The exhibitors’ job is to achieve maximum return on investment for their fee (a concept the accounting industry understands well), the first step is to get us to stop, hence the bowls of sweets and juice bars, but being seasoned visitors we are cautious because we know:

  • All that glisters is not gold.  Products that have promised the earth have disappointed when you get into the nitty gritty.

  • Our eyes must not get bigger than our stomachs.  Any new service and especially any new software we take on will take a huge investment from our side to set things up well and get engagement from our clients.

  • Some of what we see will be a flash in the pan.  We signed up a partnership with Fluidly one year which no longer exists.  The larger software providers have a habit of buying up the smaller ones and then leaving them to wither away starved of investment.

That said, we do have objectives.  Our services is founded on bring the most up to date working practices to our clients, so we are focused on some goals:

  • Making sure we are not missing something important to bring to clients

  • Getting the horizon in focus, seeing what is coming and what we should be thinking about incorporating into the practice

  • Keeping up to date with new functionality in the software we have.

  • Resolving some of the questions we keep bumping against.

  • Saying hi to some account managers.

First Impressions

The first thing that strikes me is that the biggest, shiniest and buzziest stand belongs to Sage.   This is interesting.  In years gone by that accolade would have gone to Xero.  This year Sage and Quickbooks are vying for top spot.  Investment is important in software.  Five years ago Xero had raised eye watering amounts of investment which were clearly on show, Sage and Quickbooks looked like yesterday’s technology.   This would need further investigation, although it would be a massive thing for us to move from Xero, it is important to never say never.
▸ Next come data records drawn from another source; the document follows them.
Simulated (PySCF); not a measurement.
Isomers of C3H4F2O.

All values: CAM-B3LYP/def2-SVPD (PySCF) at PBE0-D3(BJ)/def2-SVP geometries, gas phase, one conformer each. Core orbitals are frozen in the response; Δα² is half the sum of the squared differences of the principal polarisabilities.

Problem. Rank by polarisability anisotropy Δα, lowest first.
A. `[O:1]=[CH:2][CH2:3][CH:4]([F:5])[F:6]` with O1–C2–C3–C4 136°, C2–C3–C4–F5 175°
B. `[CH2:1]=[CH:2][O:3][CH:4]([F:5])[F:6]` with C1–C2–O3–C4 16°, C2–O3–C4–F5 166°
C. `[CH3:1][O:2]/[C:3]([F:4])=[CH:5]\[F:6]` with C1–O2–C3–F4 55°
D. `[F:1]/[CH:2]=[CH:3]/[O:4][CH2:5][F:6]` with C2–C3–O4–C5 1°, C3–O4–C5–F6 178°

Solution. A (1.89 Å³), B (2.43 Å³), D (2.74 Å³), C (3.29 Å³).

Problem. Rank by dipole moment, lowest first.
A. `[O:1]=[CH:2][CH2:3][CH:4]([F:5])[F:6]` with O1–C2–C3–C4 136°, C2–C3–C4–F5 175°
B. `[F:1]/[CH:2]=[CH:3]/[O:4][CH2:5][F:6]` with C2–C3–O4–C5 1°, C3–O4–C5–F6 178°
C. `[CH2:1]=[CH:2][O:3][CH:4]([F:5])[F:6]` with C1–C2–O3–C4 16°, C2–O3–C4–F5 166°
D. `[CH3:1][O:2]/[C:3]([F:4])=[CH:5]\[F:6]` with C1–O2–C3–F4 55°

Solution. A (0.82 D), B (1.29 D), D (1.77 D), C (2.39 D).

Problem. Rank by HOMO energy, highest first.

The other thing I notice is less of a surprise.  AI is the buzzword, it’s everywhere.

Working the Room

So we set off on our quest.  Quite quickly I come across something I am interested in for the horizon.

Personal Finance

Accountant’s work bleeds into Financial Advisor territory.  There is a tax angle, clients want advice but also we know that people’s business goals are inextricably linked to their personal goals.  People want to buy houses, retire, take care of their children’s futures.  It is important their businesses deliver these goals and we need to be involved.  

There were a few providers offering parts of the solution - All in Place and Auderli.  Discussions clarify for me that this is something we would love to engage with but we need a really strong partnership with an IFA because it is hard to see how we could make money at it plus it is going to stretch our competencies really thin.  We already have accountability for people’s financial IT systems, accounts, tax and business development.  That said it is one for the future.

Borrowing

The aforementioned Fluidly was our partner for advising clients on borrowing but ironically for a cash flow software designed to keep people afloat it sunk!  Since then we have been on the lookout for someone else to partner with.  I found two providers that look promising.  One was Swoop who act as brokers and independent advisors on a nicely broad range of finance options.  The other was Allica Bank who promise what all clients are looking for, a dedicated bank manager.   The only problem seemed to be that they are only interested in businesses with £50k+ in the bank.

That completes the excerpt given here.